As controller of the purse strings, the National Collegiate Athletic Association cannot deny that it has an employment relationship with a select group of college athletes, an attorney for a former USC linebacker told a federal judge Thursday.

SAN FRANCISCO (CN) — An attorney for a former USC linebacker struggled Thursday to argue before a federal judge that the National Collegiate Athletic Association has an employment relationship with student athletes.

The NCAA is fighting to dismiss a proposed class action filed last year by Lamar Dawson, who played for the University of Southern California from 2011 to 2015.

Dawson's attorney Mark Rifkin argued at a hearing Thursday the NCAA and Pac-12 Conference impose rules and requirements on student athletes that dictate practice hours, conduct and academic performance.

“Any student athlete who is a participant in a scholarship program in a revenue-generating sport is unquestionably an employee,” Rifkin said.

He distinguished Dawson’s case from a similar class action recently shot down by the Seventh Circuit, in which University of Pennsylvania track and field athletes Gillian Berger and Taylor Hennig claimed they had the right to be paid under the Fair Labor Standards Act.

Rifkin said Dawson’s case is different, as the NCAA and Pac-12 reap huge profits from football.

U.S. District Judge Richard Seeborg said he couldn’t see how that made them employers.

“I don’t see any indication that the revenue generation of the entity is the determining factor as to whether or not you’re an employee,” Seeborg said.

Rifkin said Seeborg should look to an antitrust class action brought by former UCLA basketball player Edward O’Bannon, in which the Ninth Circuit upheld U.S. District Judge Claudia Wilken’s 2014 ruling that the NCAA violated antitrust laws by barring payments to student athletes under its amateurism rules.

Rifkin said the O’Bannon decision defines the quintessential employment relationship as one in which labor is exchanged for in-kind compensation.

In the case of student athletes, compensation would be scholarships and a chance to turn professional.

“In O’Bannon, the NCAA is acting from an antitrust perspective in a posture where they are controlling the operation of the market. It’s a little different here. You’re trying to bootstrap them into the employer position,” Seeborg said.

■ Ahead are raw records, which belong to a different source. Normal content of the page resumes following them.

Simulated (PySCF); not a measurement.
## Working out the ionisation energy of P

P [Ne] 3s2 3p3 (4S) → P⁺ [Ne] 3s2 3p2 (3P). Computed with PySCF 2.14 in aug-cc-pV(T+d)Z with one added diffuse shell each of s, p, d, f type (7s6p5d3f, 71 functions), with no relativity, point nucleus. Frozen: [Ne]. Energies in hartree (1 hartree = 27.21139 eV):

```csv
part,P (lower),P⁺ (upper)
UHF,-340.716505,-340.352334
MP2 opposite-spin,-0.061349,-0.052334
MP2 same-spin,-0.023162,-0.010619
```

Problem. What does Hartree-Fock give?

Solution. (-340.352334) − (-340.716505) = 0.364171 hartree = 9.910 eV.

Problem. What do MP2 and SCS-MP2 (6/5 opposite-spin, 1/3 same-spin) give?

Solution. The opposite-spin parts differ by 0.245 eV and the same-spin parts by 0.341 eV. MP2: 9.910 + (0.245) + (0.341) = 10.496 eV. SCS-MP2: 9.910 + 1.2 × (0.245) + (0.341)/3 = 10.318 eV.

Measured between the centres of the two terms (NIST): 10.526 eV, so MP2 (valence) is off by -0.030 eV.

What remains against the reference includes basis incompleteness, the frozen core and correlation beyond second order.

Returning to the issue of control, Rifkin said the same reasoning the Ninth Circuit applied under the Sherman Antitrust Act could apply to the Fair Labor Standards Act.

“It’s the same relationship but is subject to a different statutory scheme. It’s really that simple,” Rifkin said. “I agree that O’Bannon was not a case that decided the question of employee status under the FLSA, but their recognition of that exchange was an essential part of that court’s analysis of the antitrust issue.”

He added: “There is a no-pay rule that comes from the top. That is a hallmark of control. It’s the power of the purse. And no entity exercises greater power over the purse than the NCAA over this case, because they say zero.”

Seeborg asked NCAA attorney Steven Katz how Dawson’s case differed from Berger.

“Here we are in a different situation because we have a very lucrative aspect in this instance with USC: Division One, bowl-eligible football,” Seeborg said. “A great deal of money could be involved. Why shouldn’t I take that into account here when I look at this question, because it is the economic reality, that there’s a lot of money in college football.”

Responding bluntly, Katz said: “Because it’s simply irrelevant. The dollars generated does not define the economic reality.”

Katz said all student athletes should be looked at on equal terms, since fundamentally they are in college to be students first, athletes second.

The O’Bannon case, Katz said, is likewise irrelevant. Though the Ninth Circuit ruling talks about an exchange of labor for compensation, the plaintiffs in that class were bringing different claims.

“Yes, those words are in an antitrust decision. They simply have no relationship to the FLSA,” he said. “It’s apples and oranges.”

Seeborg took the case under submission.